A shark with a message

A shark with a message

A RECENT cinema trip which promised to offer a couple of hours of cheesy escapism reneged on the deal by smuggling in an unexpectedly healthy dose of political propaganda.

Popcorn and a mild hangover in tow, I shuffled into my seat fully expecting to be mildly entertained for 90 minutes and go home. The film, which has jumped on the band wagon of the megalodon subcategory of the much-loved and belligerently enduring shark attack genre, sees The Meg – a 25 ft prehistoric mega-shark – and the film’s hero (an average-size man armed primarily with some nifty weapons, a few one-liners and a six-pack) go head to head in a battle to the death, usually as result of an exploration team poking their noses where they shouldn’t and aggravating said mega-shark. You get the picture.

Surprisingly, the first thing which conjured a raised eyebrow wasn’t the sight of a non-mega-man in his early fifties struggle to outwit a cartoonishly enormous CGI shark; it was the replacement of the staple white, blonde American heroine swooning and panicking by his side throughout.

In this case and rather unusually, the leading lady was a Chinese woman who looked a mere ten years younger than the leading man – as opposed to the now cemented industry standard of 20. None of this would have been surprising had I known before going that this was a Warner Brothers, US-Chinese co-produced film, engineered for a Chinese audience. Although I’ll admit this felt original. Looking at the plot more closely, a theory came to mind…was it a message?

In short, a rugged English deep-sea diver is recruited to fight a super-sized prehistoric shark along with a team of American oceanographers and scientists off the Chinese coast, with the mission being led by a Chinese father-and-daughter duo. However, the childish, egotistical, narcissistic US investor backing the project felt similar to America’s current leader as well as its nightmarish trading tactics.

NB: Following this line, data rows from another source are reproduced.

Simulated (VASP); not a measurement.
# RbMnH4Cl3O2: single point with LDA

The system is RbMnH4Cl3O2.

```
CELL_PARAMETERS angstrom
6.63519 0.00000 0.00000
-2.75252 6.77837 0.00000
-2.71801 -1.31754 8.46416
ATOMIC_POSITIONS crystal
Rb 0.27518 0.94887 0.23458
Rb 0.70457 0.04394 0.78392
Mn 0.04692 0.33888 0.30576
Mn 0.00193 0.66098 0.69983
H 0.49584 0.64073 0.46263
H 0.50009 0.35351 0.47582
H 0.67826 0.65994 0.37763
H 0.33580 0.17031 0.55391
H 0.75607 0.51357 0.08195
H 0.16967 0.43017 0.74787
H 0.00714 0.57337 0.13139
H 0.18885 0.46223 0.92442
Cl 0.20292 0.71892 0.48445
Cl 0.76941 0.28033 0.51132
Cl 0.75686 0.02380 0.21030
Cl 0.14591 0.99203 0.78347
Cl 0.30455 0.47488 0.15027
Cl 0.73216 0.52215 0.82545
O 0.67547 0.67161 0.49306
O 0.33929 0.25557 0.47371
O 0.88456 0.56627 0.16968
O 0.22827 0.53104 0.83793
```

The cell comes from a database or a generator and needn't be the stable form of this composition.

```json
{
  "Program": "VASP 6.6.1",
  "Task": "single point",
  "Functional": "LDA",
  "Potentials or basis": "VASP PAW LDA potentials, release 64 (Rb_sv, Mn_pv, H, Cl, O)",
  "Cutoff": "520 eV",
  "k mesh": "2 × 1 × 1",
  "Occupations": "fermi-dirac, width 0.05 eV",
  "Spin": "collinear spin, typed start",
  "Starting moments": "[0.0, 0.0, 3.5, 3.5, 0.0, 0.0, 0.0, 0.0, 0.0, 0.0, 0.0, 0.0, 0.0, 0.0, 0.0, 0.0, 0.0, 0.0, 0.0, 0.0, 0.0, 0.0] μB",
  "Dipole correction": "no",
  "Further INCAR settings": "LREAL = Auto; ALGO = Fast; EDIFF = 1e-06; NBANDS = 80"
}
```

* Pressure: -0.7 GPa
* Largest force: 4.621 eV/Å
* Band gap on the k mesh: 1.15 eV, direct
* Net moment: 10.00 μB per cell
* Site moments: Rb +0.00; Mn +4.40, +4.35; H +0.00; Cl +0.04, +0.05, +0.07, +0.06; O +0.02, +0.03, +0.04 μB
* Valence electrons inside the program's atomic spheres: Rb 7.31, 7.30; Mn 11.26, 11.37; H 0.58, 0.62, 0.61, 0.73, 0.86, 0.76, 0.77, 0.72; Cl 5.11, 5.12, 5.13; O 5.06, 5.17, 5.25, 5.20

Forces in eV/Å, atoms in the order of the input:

At one point, in one last oafish attempt to finish things off his own way, the American investor quite literally throws a bomb at the problem – another familiar tactic. The film, which comes at a critical juncture amid the trade wars Trump has decided to wage against China, was predominately financed by China and tells the story of a group of smart Chinese, English and Americans cleaning up the mess made by the short-sighted blunders of their greedy US benefactor. To the surprise of the critics and no doubt the studios, it is so far, the highest-grossing film of the year.